How to test if vectors are equidistributed on the unit sphere

Question

I can create a large collection of normalized real valued $n$-dimensional vectors from some random process which I hypothesis should be equidistributed on the unit sphere. I would like to test this hypothesis.

• What is a good way numerically to test if vectors are equidistributed on the unit sphere? I am writing computer code so I will be testing that way
• Is there some way to visualise the distribution given that my vectors are in $n$ dimensions?

Answer 1

In the whole vector space defined by your normalised vectors in $\mathbb{R}^n$, you can try to find the inner product of the vectors (in $\mathcal{L}_2$ space) and with the output, you can decide whether it is equidistributed on the unit sphere (n-dimension).

This is one of the numerically reliable method.

Answer 2

I would proceed on the basis that a (hollow) sphere with $N$ mass = $1$ points uniformly distributed shall have mass-centre (1st moment) =$0$, moment of inertia (2nd moment) = $\rho (n)N$, around any ax. Where $\rho (n) = 2/3$ in the case $n=3$, while for the n-dimensional sphere in general it shall be calculated .

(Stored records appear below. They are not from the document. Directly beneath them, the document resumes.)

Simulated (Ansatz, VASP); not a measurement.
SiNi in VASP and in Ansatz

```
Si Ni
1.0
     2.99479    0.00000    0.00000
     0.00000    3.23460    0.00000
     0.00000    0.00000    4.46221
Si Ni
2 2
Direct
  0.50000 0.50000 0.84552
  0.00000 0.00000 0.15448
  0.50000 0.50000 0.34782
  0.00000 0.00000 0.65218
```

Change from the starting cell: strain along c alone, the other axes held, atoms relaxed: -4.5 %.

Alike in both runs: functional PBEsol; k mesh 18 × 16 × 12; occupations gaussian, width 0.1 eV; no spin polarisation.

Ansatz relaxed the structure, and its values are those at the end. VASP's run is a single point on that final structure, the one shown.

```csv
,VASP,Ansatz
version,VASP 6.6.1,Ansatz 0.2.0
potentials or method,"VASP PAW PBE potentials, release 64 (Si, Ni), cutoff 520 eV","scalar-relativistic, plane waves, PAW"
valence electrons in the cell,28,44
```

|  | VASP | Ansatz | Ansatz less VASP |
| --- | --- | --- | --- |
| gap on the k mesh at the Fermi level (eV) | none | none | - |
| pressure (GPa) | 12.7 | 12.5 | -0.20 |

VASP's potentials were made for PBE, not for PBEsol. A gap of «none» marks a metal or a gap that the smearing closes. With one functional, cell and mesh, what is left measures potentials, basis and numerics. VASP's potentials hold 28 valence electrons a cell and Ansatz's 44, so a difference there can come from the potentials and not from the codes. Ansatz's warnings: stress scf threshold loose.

Therefore the $n$-vector of the mass-centre and that of the inertia could be a start to statistically evaluate the hypothesis of uniform distribution.

Answer 3

From this paper by Cai, Fan, Jiang: you can calculate angles $\theta_{ij}$ between pairs of vectors $\vec{v}_i$, $\vec{v}_j$ from your collection, $1 \leq i < j \leq N$ (where $N$ is the total number of vectors). If the vectors have a uniform distribution on the $(n-1)$-sphere, then these angles should be distributed according to $$ h(\theta) = \frac{1}{\sqrt{\pi}} \frac{\Gamma\left(\frac{n}{2}\right)}{\Gamma\left(\frac{n-1}{2}\right)} \cdot \left(\sin \theta\right)^{n-2}, \quad \theta\in[0,\pi], $$ where $\Gamma(n)$ is the gamma function. This is a necessary condition for the uniform distribution on a sphere. And if I understand correctly, it is also sufficient (correct me if I am wrong - I am not an expert on this topic).

Here is a code in python that illustrates this.

import numpy as np
from numpy import sqrt, sin, arccos, pi
from numpy.linalg import norm
from scipy.special import gamma
import matplotlib.pyplot as plt

n = 15      # space dimension
N = 10000   # number of vectors

# Generate vectors (columns of v) uniformly distributed on the (n-1)-sphere
v = np.random.normal(0, 1, (n, N))
v_norms = norm(v, axis=0)
v = v / v_norms

# Calculate the angles between pairs of vectors
thetas = v.T @ v
thetas = thetas[np.triu_indices_from(thetas, 1)]
thetas = arccos(thetas)

# Plotting
fig, ax = plt.subplots(figsize=(14, 8), tight_layout=True)
ax.set_ylabel('pdf', fontsize=20)
ax.set_xlabel(r'$\theta_{ij}$', fontsize=20)
ax.hist(thetas, bins='auto', density=True, label='observed distribution')
x = np.linspace(0, pi, num=1000)
ax.plot(x, 1/sqrt(pi) * gamma(n/2)/gamma((n-1)/2) * (sin(x))**(n-2), color='red', linestyle='--', label=r'$\frac{1}{\sqrt{\pi}} \frac{\Gamma(n/2)}{\Gamma\left(\frac{n-1}{2}\right)} \left(\sin(\theta)\right)^{n-2}$')
plt.legend(loc='upper right', prop={'size': 18}, markerscale=4)
ax.set_xlim(0, pi)

plt.show()

P.S. Book "Symmetric Multivariate and Related Distributions" by Fang, Kotz, Ng (1990) is another relevant reading on this topic.